C.W. Gusewell


Aloft and alone in a cockpit? I'll take my chances

It is the furtive little fear that sometimes lurks, unspoken, deep in the psyche of a non-aviator who finds himself or herself riding in the passenger seat of a small plane.

What in God’s name would I do if the person beside me, the pilot, were somehow disabled?

By and large, the concern is unwarranted. The average number of flights by private aircraft in the U.S. exceeds 27,000 a day. And all but an insignificant fraction of those are uneventful.

But a Wisconsin woman, Helen Collins, recently lived the nightmare. The event merited coverage in the national press.

Returning from a trip to Florida in the couple’s twin-engine plane, Mrs. Collins was horrified to realize her husband, John, had fallen unconscious at the controls. In fact, he had died.

She reported her predicament by cellphone, and an instructor pilot, who took off to fly alongside her, coached her by radio through the landing procedures and successfully talked her to the ground.

The touchdown wasn’t pretty. The plane was damaged and she suffered some moderate injuries, but she survived.

It was the possibility of just such a crisis that, more than 50 years ago, concerned a cousin of mine, Ed Middleton.

He was an electrical engineer for a defense contractor that designed guidance systems. His work obliged him to travel often on the company plane.

Ed was in his 30s, with a wife and two small boys.

And he decided, out of responsibility to his young family, that he should take flying lessons.

In the afternoons, after work, he went regularly to a small suburban flight school. The training went well. On the last session before he was scheduled to solo, the instructor suggested Ed would enjoy piloting a new plane that recently arrived from the factory.

They went up together. It was winter. The windows were all shut tightly against the cold.

It later was reported that a defect was found in the plane’s exhaust system, causing carbon monoxide to be pumped into the closed cockpit.

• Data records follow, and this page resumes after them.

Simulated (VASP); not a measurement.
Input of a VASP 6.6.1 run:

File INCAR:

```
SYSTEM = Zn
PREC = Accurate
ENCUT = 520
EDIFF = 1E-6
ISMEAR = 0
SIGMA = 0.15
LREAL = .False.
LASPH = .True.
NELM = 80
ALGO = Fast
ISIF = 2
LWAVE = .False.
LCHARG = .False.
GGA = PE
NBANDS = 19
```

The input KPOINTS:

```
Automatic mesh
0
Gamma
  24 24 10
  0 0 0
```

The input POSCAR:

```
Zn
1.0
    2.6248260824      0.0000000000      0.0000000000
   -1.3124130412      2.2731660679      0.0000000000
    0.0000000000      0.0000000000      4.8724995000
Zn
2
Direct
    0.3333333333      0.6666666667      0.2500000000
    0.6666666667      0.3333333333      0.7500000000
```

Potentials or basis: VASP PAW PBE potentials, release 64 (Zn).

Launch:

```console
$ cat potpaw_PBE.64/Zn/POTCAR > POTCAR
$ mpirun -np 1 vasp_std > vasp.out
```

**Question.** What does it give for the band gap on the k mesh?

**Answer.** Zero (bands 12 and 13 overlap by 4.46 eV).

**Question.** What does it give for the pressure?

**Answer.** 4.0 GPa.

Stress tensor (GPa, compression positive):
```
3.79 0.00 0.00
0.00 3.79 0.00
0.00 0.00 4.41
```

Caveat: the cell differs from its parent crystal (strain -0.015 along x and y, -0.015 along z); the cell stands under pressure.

The gas cost both men use of their extremities. Though quite possibly still aware, they were unable to react as the plane nosed over and, under full power, plunged straight to the ground.

Due to a failure of communication, Ed’s wife and two sons, watching television as they waited for him to arrive home for supper, were devastated to learn of their loss from a report on the news.

That was, as I’ve said, all of a half century ago. Never once since have I had the least desire to learn to fly.